Intel anticipates a drop in Q2 2024 revenue due to new US export restrictions impacting chip sales to China, amidst rising US-China tensions.

In a recent financial disclosure, Intel has alerted investors that upcoming export restrictions to China are likely to affect its revenue forecasts for the second quarter of 2024. The changes, spurred by a US Department of Commerce decision, involve the revocation of certain licenses for chip exports, notably affecting transactions with the sanctioned Chinese company Huawei.

Details of the export license changes

On Tuesday, the Commerce Department confirmed that it had withdrawn export licenses for chip deliveries to a prominent Chinese client, which, although not explicitly named in Intel’s report, is widely understood to be Huawei. This modification takes effect immediately and pertains to consumer-related products destined for this specific customer in China. Since being added to a US trade blacklist in 2019, Huawei’s capacity to procure components from US firms has been significantly restricted, necessitating government approval for such transactions.

Broader geopolitical tensions and industry implications

The backdrop to these regulatory adjustments includes escalating geopolitical and trade tensions between the US and China, with additional strain arising from issues related to Taiwan. The race to dominate advanced technologies, particularly generative AI, has intensified these tensions. The US has implemented measures intended to curb the flow of sophisticated chips to China, which are crucial for AI development.

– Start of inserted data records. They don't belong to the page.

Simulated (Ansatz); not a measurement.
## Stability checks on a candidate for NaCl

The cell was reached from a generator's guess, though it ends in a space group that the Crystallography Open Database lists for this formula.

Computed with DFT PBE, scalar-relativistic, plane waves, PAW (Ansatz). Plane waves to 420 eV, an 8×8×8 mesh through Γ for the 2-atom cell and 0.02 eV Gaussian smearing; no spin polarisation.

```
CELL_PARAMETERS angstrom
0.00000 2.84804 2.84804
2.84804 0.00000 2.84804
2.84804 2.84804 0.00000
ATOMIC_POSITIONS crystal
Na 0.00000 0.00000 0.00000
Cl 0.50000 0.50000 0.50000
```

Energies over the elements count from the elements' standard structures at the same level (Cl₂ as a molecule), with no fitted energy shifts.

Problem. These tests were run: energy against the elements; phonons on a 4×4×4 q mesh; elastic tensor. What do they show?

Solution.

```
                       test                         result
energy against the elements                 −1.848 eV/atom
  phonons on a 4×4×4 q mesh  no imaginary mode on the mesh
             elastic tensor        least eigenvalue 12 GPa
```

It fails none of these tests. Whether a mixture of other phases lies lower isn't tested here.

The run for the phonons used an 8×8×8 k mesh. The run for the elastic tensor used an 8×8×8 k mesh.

Intel remains within its initially projected revenue range for Q2 2024, between US$12.5 billion and US$13.5 billion, though it anticipates figures will skew below the midpoint of this spectrum. The company’s situation mirrors broader industry challenges, with Qualcomm also navigating similar disruptions. Qualcomm, another supplier to Huawei, has expressed doubts about generating product revenue from Huawei beyond this calendar year, citing indications that the Commerce Department might cease issuing new licenses for sales to Huawei.

These developments signal a turbulent period for tech companies entangled in US-China trade dynamics as they navigate the complexities of international regulations and the global demand for cutting-edge technological components.